We had a few pounds of diced lamb left in the freezer from our bulk shop at the local butchers this month. So, combined with the root vegetables left in the bottom of the basket, we have created a 'no-fuss' lamb stew.
Perfect comfort food for the colder nights.
With no added stock and cream it is completely gluten- and dairy-free, as well as paleo and fairly low on the FODMAP scale.
- 2lbs of diced lamb
- one garlic bulb
- 2lb parsnips
- 2lbs carrots
- 3 stalks of celery
- Inch of fresh ginger
- 2lbs sweet potato
- Large tbsp raw honey
- salt and pepper to taste
- 2.5 pints water
- 1tbsp mixed herbs
- Fry the meat off in a large pan until browned
- Add the water, cover and simmer for 90 minutes, or until meat tender
- Chop all the vegetables in to bite-size chunks
- Add all the vegetables to the pot
- Peel and grate the fresh ginger in to the pot
- Season with the herbs, salt, pepper and add a good tablespoon of turmeric
- Peel all the garlic and rough chop, add to pot
- Stir in the large spoonful of honey
- Simmer for 45 minutes or until all the vegetables and potatoes are soft (or as crunchy as you like).
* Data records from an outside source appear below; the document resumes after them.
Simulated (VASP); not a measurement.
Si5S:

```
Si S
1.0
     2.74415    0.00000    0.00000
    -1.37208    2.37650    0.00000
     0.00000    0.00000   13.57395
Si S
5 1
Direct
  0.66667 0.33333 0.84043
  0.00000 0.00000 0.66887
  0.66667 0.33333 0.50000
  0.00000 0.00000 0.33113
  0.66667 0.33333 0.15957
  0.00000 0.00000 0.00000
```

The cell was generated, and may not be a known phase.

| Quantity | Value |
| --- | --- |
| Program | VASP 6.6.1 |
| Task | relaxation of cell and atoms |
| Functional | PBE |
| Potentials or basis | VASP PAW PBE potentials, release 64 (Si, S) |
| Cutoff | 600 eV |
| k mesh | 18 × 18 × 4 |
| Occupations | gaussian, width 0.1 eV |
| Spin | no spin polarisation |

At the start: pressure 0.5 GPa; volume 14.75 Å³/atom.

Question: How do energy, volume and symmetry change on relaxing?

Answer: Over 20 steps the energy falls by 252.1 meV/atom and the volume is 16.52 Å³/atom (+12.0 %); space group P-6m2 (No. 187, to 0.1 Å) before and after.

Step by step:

- Keep an eye on the liquid level and top to just cover throughout cooking and simmering
- Serve while still liquid and large chunks - or simmer down and mash if you prefer a thicker consistency
You really can add most of what you like to this pot, as long as you allow the meat to cook through first and the best time for the vegetables to cook after. It is easy to freeze in portion size bags once made and can be taken out in serving sizes as needed to defrost and reheat thoroughly before eating.